This advanced zirconia-based ceramic composite material—CeramaZirc Ultra Tough—is based on partly stabilized zirconia and a vastly improved crystal structure. It is the newest and toughest monolithic ceramic composite on the known market and has just been launched by Precision Ceramics USA.
Zirconia (ZrO2) ceramic materials, also known as “ceramic steel”, provides a combination of high hardness, corrosion, and wear resistance, while simultaneously maintaining one of the highest figures for fracture toughness available.
CeramaZirc ultra-tough is DOUBLE the toughness of yttria-stabilized zirconia, and harder as well-meaning that it outperforms the standard material across the board of mechanical properties.

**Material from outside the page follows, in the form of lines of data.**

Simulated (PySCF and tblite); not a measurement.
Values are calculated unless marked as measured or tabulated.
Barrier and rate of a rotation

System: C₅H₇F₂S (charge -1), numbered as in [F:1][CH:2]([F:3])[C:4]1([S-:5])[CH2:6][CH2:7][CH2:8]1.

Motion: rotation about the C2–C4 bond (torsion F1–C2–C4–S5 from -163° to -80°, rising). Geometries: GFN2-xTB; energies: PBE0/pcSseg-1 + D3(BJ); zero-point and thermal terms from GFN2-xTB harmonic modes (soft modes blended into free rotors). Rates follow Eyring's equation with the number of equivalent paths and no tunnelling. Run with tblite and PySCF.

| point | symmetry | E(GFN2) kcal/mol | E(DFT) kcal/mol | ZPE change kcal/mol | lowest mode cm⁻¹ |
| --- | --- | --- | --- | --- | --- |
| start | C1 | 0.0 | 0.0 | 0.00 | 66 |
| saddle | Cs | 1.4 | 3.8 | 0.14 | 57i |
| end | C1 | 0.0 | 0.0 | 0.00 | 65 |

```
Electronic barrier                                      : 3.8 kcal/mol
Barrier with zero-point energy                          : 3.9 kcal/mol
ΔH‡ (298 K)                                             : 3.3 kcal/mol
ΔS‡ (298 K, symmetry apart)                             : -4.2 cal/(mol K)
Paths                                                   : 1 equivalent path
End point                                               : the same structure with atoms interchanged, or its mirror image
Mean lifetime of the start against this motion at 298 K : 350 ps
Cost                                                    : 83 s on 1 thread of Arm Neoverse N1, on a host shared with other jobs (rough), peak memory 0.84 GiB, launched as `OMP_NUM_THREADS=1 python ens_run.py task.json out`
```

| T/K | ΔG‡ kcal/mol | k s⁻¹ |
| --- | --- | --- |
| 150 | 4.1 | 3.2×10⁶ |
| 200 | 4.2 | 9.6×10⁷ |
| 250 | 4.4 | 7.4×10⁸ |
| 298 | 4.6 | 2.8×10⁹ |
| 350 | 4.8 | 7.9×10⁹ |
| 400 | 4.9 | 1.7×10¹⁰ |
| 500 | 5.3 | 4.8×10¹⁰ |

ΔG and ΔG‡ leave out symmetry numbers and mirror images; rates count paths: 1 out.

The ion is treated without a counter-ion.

Key Properties of CeramaZirc Ultra Tough
- Hot isostatically pressed (HIP’ed) for excellent reliability and strength
- Use temperatures up to 1500 °C in non-structural applications
- Extraordinarily high impact resistance and fracture toughness and maintains above-average values for hardness and bending strength
- No compromise between fracture toughness, hardness, and bending strength
- Improved resistance to hydrothermal aging via Ceria partial stabilization
- Toughening by crack deflection offered by the specialized microstructure
Typical Uses of CeramaZirc Ultra Tough
- Ultra-high pressure pumping elements
- High-pressure equipment—such as ball valves, balls, and seats—is especially appropriate for applications, where impacts and/or vibrations and mechanical shock are present
- Guides and rollers for metal forming
- Deep well down-hole valves and seats
- Flow control devices for ultra-high pressure equipment; seats and stems for high-pressure homogenizers
CeramaZirc Ultra Tough
- Flexural strength [MPa] = 1000
- Density [g/cm3] = 5.7
- Young’s Modulus [GPa] =235
- Compressive strength [MPa] = in excess of 2000
- Hardness HV 0.5 [GPa] = 13
- Poisson ratio =0.29
- Maximum use temperature [oC] = 1000
- Fracture toughness KIc [MPa/m2] = 17
*KIc toughness as determined by the indentation method
N.B. Values presented are mean values for the samples tested and are given as an indication only for the purpose of comparing between different materials. The properties of the actual material might vary slightly and could be affected by the shape and size of the part.